The seven were imprisoned after a secret trial in which no evidence was produced to justify the absurd charges against them. The General Assembly of the United Nations has repeatedly condemned the persecution in Iran of members of the Baha’i Faith, that country’s biggest non-Muslim religious minority.
Australian Foreign Minister Julie Bishop sent a message to the event in which she repeated her call for the release of the leaders, who have now served nine years of a 10 year sentence. [For the text of the message, see below]
Mr Stokes said Australians should send a strong message to the Iranian government about its attack on the human rights of the leaders.
He said it was his great honour to host in his electorate one of the jewels of architecture in Australia, the Baha’i temple.
“It is through that association that I have had the opportunity to meet many Baha’is, and I can attest to the wonderful, loving, peaceful, thoughtful and genuinely other-person centred people I have met.
“I have a sense of personal outrage that any government could persecute such people.”
Professor Moens said there is a plethora of international human rights documents that protect the right to freely exercise one’s religion in public and private.
The treatment of the seven Baha’i leaders is “an affront to human dignity” which is contrary to international human standards protecting religious belief and religious practice, Professor Moens said.
“The seven Baha’i leaders should be released immediately and all discrimination against Baha’i people should be discontinued. I hereby call upon the Iranian government to release the seven Baha’i leaders, immediately.”
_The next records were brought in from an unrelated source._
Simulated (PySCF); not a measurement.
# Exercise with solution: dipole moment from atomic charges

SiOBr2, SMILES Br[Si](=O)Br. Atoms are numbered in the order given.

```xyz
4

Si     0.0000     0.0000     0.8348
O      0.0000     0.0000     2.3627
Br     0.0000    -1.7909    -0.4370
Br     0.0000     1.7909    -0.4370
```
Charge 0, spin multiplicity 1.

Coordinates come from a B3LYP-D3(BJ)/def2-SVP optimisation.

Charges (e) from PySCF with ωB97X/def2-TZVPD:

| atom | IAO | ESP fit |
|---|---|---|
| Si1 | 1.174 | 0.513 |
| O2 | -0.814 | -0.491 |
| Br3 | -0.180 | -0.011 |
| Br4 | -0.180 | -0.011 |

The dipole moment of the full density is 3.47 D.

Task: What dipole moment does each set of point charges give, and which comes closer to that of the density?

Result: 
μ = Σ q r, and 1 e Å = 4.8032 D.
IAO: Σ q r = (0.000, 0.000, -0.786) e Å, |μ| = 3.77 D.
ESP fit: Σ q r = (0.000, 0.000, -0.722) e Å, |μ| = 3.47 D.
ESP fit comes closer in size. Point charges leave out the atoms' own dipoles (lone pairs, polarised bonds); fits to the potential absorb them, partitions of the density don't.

In his remarks, Professor Quinlan asked those attending from diverse religious traditions to pray for the immediate release of the leaders. He said people of all religions share the desire to “live peaceful and quiet lives with all devotion and propriety”.
Also addressing the meeting was Negar Sabet, the daughter of one of the seven leaders, Mahvash Sabet, whose poems were smuggled out of prison and appear in the 2013 book, Prison Poems.
Now a university student in Australia, Ms Sabet recalled the stress of bringing the poems out from the prison.
“When her first book got published, we laughed and cried,” she said.
“She has suffered all these years but never kept silent. She has adopted her own poetic way of showing constructive resilience and remarkable strength, a way she has expressed herself, her faith and belief.”
Joining her at the podium was Vargha Bolodo-Taefi, the son of Fariba Kamalabadi, another of the imprisoned leaders who shares a cell with Mrs Sabet.
“I consider my mum’s cell a cell of glory,” said Mr Taefi, who now lives in Australia with his wife and baby son.
“Why has the Iranian government subjected a group of its most faithful, obedient, capable and innocent citizens to unwarranted scorn and unjustified repression?” Mr Taefi asked.
“The reason is our belief in the oneness of humankind, independent investigation of truth, equality of women and men, harmony of science and religion and other principles.”
Australian Foreign Minister, the Hon. Julie Bishop MP: 2017 Message to the Australian Baha’i Community
I am saddened to note the ninth anniversary of imprisonment for seven leaders of the Baha’i community in Iran. Australia remains deeply concerned by the human rights situation in Iran and ongoing reports of persecution of minority and ethnic communities, including Baha’is.
“We continue to call for the release of the seven imprisoned Baha’i leaders: Afif Naeimi, Behrouz Tavakkoli, Fariba Kamalabadi, Jamaloddin Khanjani, Mahvash Sabet, Saeid Rezaie, and Vahid Tizfahm. We also call for the release of all prisoners of conscience in Iran.
Australia continues to express our concerns over human rights directly with the Iranian government and in relevant UN fora.
During the 34th regular session of the Human Rights Council in March 2017, Australia issued a statement on the human rights situation in Iran, which, among other areas of concern, highlighted the widespread mistreatment of religious minorities, including Baha’is. At this same Human Rights Council session, Australia also co-sponsored a resolution that extended the mandate of the Special Rapporteur on the human rights situation in Iran.
In November 2016 Australia co-sponsored the UN General Assembly Third Committee Resolution on the human rights situation in Iran. This Resolution expressed serious concern, amongst other things, about incitement to hatred that leads to violence against Baha’is.
Australia will continue to follow closely the human rights situation in Iran and raise our concerns in both bilateral and multilateral fora. It is the firm belief of the Australian Government that freedom of religion and belief is a core human right, and that this freedom must be respected in all countries.